Le Tombeau de Couperin is a suite for solo piano by Maurice Ravel, composed between 1914 and 1917.
It is in six movements. Each movement is dedicated to the memory of friends of the composer who had died fighting in World War I. Ravel himself served in the war as an ambulance driver and was wounded in the process. The movements are:
I. Prélude. "To the memory of Lieutenant Jacques Charlot" (who transcribed Ravel's four-hand piece Ma Mère l'Oye for solo piano).
II. Fugue. "To the memory of Jean Cruppi" (to whose mother Ravel dedicated his opera L'heure espagnole).
III. Forlane. "To the memory of Lieutenant Gabriel Deluc" (a Basque painter from Saint-Jean-de-Luz).
IV. Rigaudon. "To the memory of Pierre and Pascal Gaudin" (brothers killed by the same shell).
V. Menuet. "To the memory of Jean Dreyfus" (at whose home Ravel recuperated after he was demobilized).
VI. Toccata. "To the memory of Captain Joseph de Marliave".
In 1919 Ravel orchestrated four movements of the work (Prélude, Forlane, Menuet and Rigaudon); this version was first performed in 1920, and has remained one of his more popular works. Ravel transcribed many of his piano pieces for orchestra, but here he reaches the height of his orchestration skills, turning a very pianistic piece into a superb orchestral suite with very few hints of its origins. The orchestral version clarifies the harmonic language of the suite and brings sharpness to its classical dance rhythms; among the demands it places on the orchestra is the requirement for an oboe soloist of virtuosic skill.

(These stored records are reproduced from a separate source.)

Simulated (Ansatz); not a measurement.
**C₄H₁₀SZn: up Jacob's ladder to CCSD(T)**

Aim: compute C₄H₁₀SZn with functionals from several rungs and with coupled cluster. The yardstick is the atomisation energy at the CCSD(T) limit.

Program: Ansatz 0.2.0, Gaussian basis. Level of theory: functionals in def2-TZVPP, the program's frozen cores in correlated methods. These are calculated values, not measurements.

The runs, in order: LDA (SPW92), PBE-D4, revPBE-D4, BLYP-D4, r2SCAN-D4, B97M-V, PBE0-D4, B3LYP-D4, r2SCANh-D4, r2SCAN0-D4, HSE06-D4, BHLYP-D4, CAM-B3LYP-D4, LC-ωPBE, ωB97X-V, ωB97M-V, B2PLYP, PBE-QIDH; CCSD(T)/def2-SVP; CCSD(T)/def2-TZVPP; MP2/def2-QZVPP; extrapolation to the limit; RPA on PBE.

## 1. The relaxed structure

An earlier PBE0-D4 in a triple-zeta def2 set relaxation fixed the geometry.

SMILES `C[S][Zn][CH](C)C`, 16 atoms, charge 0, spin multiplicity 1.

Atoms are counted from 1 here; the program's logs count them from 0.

While the word-for-word meaning of the title invites the assumption that the suite is a programmatic work, describing what is seen and felt in a visit to the tomb of Couperin, tombeau is actually a musical term popular in an earlier century and meaning a piece written as a memorial. The specific Couperin (among a family noted as musicians for about two centuries) that Ravel intended to be evoked, along with the friends, would presumably be François Couperin "the Great" (1668-1733). However, Ravel stated that his intention was never to imitate or tribute Couperin himself, but rather was to pay homage to the sensibilities of the Baroque French keyboard suite. This is reflected in the structure which imitates a Baroque dance suite. As a preparatory exercise, Ravel had transcibed a Forlane from the fourth suite of Couperin's Concerts Royaux, and this piece informs Ravel's Forlane structurally. However, Ravel's neoclassicism shines through with his pointedly twentieth-century chromatic melody and piquant harmonies.
When criticised for composing a light-hearted, and sometimes reflective work rather than a sombre one, for such a sombre topic, Ravel replied: "The dead are sad enough, in their eternal silence."